Improving Melody Extraction
or Where Will Rhubarb Go
20 Feb 2020 - atrodo - Song: Where Will They Go by Sanctus Real
After my last big project of writing a melody extraction routine, I took a bit of a break for a couple weeks. Understanding the code and how it works, and especially the blog post related to the work I did there, was a bit draining. Now I’m back to making robots making music.
In recent weeks I took the time to restructure a couple parts of my database, as it was in desperate need of some cleanup. I moved several large columns of JSON data into their own table. As a part of that move, I did a lot of work to reduce what data was in each of those JSON columns. I did things like reducing data to known arrays and not including data that could be calculated with other data. Doing that should save a lot of data in these columns, which will be good because I’m likely going to need it. I plan on generating a lot of data to generate test songs for evaluation.
After I worked on that restructure, I imported some songs through the melody extraction method I had created. That’s when I discovered that it was doing maybe a 30% job of finding the melody. Most of the time during the song it was not discovering the melody at all, instead just finding what sounded like random notes. To it’s credit, it appears to be finding the length of each note most of the time, it was just rarely the right note.
This felt like a bit of a set back. I was just getting ready to start generating some test songs, but I had to regroup and work on the melody extraction again. But it had to be done, so I started examining what it was producing, why it was producing it and why that was wrong.
First thing I noticed was that once I scaled up to an entire song, the memory usage of it was well over what I had expected. I had expected a large amount of memory since I keep a whole 3-5 minute song in memory during processing, but this was much large, and slower, than expected. So I adjusted the code some; I started passing around an array-ref instead of returning arrays; I calculated each note from the FFT array immediately instead of after all of the FFT was calculated so I would only have 128 elements in an array instead of 8,192.
After I had it running quicker and actually able to finish every time, I noticed that the beat finder was identifying some sections as low as 30 beats-per-minute. As a bit of context, most songs are in the 90-140 BPM range. This was happening because it would get confused during long sections that had less music happening. This caused my beat extractor to see some of the beats as louder than the others and pick just them. So I added a requirement that the beats must be between 50 and 400 BPM. That helped quite a bit get things into the right range.
After that I had added an idea of a loudness gate I had been kicking around. The idea is that once you hear a melody line, you focus on the melody no matter how quiet it gets until something else significantly louder comes on. Explained a different way, imagine the chorus of of your favorite song. Think about the part of it When you have that couple beats of rest before the melody continues. There’s still music playing in that time, but you ignore it because it’s quieter and not the melody. So now, I track the peaks of the melody in this gate and every beat slowly reduce the gate. If a note wants to be registered, it has to have a larger number than that gate. That helped some, but I think there’s more I can do with it at a later date.

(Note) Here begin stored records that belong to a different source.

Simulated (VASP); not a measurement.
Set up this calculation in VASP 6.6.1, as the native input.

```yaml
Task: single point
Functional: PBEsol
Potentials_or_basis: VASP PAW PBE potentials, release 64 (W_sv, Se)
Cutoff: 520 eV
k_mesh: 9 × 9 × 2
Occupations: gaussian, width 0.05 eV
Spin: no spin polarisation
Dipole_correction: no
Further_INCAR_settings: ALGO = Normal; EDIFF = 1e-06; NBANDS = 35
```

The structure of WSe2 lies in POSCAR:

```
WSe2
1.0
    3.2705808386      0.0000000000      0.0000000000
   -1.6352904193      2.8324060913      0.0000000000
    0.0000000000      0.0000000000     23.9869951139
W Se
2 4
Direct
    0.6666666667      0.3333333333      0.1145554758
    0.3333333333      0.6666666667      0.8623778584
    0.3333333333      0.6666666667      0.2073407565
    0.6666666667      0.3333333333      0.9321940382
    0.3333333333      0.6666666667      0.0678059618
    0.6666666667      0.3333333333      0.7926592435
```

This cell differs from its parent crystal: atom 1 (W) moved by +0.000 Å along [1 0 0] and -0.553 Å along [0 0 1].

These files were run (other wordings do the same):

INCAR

At this point, I had noticed that the code sometimes either chose the wrong octave of a note, generally an octave higher, or would oscillate between two octaves. For that I did two things; first I remove the power of the lower note from the higher note, and second I maintain an array of which octave was strongest and chose the octave that was the most pronounced.
The reason I decided to remove the power of the lower octave from the higher note is because of overtones. Overtones are when one note causes a second note to resonate; if you strike middle-C on a piano with a good amount of pressure, it will cause the C-above-middle-C to also vibrate and play. This change is meant to reduce that effect by removing an approximate amount of power from the higher note that is really a result of the lower note.
The other fix I did was allow any octave of a note to continue the note as I extract over each sub-beat. An array is maintained of each note that contributes to the final note, and when the code decides to end the note, it chooses the note that was the best note the most times over that period. For example, this means if a note starts at A6, bounces between A5 and A6 for the first couple sub-beats but settles on A5 for the remainder of the period, the code will chose A5 instead of discarding the first part of the note as every note is required to be at least 2 sub-beats long.
Once I had all that done, I felt like I was extracting a good 60% version of the test songs I had. That’s not to say I’m out of ideas on how to improve, but for now the progress feels good enough that I’m comfortable moving on to making music with robots again.